OK, well maybe not technically, but ask any true-blooded Irish person and they’ll tell you that “Yes, it makes a nice snack or small meal!”. And why wouldn’t it? It’s made of really good natural food stuff, all locally sourced.
It begins with barley sown and grown in Irish soil by farming families that span three generations of contracts with the Guinness™ company. The barley is malted behind the famous St. James’s Gate at the brewery in Dublin.
A whole bunch of stuff happens to the barley and water mixture, the most important of which is the roasting process at the exact temperature of 232F. This roasting gives the barley that gorgeous, brownish-ruby-red colour, a “black state of perfection” and what makes Guinness™ taste like Guinness™. A little bit smoky, a little bit sweet, a whole lot good!
Next come the hops, a plant that grows wild in many parts of Europe, that gives a distinctive flavour to the brew. It’s boiled together with the barley and water for about an hour and a half. Guinness™ uses twice the amount of hops most beers do, so there’s double the flavour!
After that’s all cooled down and settled the Guinness™ yeast is added, a strain that’s been handed down through generations and is so valuable a reserve is kept under lock and key. The yeast gets the beer to ferment and perfectly pick up the full freshness and flavour of all the other ingredients. It’s this perfect fermentation that has made the flavour of Guinness™ famous right around the world.

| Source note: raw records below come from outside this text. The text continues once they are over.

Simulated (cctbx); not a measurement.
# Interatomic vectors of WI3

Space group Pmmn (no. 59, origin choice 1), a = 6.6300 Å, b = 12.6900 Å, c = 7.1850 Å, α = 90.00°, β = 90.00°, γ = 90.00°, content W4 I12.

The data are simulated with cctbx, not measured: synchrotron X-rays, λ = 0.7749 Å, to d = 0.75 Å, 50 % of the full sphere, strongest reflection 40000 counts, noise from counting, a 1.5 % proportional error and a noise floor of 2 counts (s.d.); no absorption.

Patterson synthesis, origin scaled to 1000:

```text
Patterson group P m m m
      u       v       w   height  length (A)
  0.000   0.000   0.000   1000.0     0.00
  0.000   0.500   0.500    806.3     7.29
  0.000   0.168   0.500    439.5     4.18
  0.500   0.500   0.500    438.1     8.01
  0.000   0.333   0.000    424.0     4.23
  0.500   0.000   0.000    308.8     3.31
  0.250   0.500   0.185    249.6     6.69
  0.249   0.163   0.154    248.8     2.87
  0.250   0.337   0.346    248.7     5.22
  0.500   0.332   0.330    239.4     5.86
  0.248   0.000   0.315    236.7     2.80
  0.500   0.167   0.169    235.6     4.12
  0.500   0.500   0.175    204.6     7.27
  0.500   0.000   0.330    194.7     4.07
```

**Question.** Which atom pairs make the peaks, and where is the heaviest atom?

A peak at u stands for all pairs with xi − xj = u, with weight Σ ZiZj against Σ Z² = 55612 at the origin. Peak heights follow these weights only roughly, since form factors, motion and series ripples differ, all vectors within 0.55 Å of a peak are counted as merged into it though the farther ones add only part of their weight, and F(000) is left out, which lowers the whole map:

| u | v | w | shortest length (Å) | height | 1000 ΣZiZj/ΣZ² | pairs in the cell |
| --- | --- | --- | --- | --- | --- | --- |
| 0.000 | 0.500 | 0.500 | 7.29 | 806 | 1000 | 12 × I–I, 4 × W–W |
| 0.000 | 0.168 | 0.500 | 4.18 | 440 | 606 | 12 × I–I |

After that, the brew is allowed to settle, mellow and mature, to develop it balanced taste and consistency. No point in rushing a good thing!
Once it’s ready to go, during the packaging process, nitrogen is added allowing every pour of Guinness™ to have the unmistakable and iconic creamy head. There has to be the right amount of bubbles in every pint – around 3 million, in case you were wondering.
So, you see – barley, water, hops and yeast – Guinness™ really is a small meal in a glass!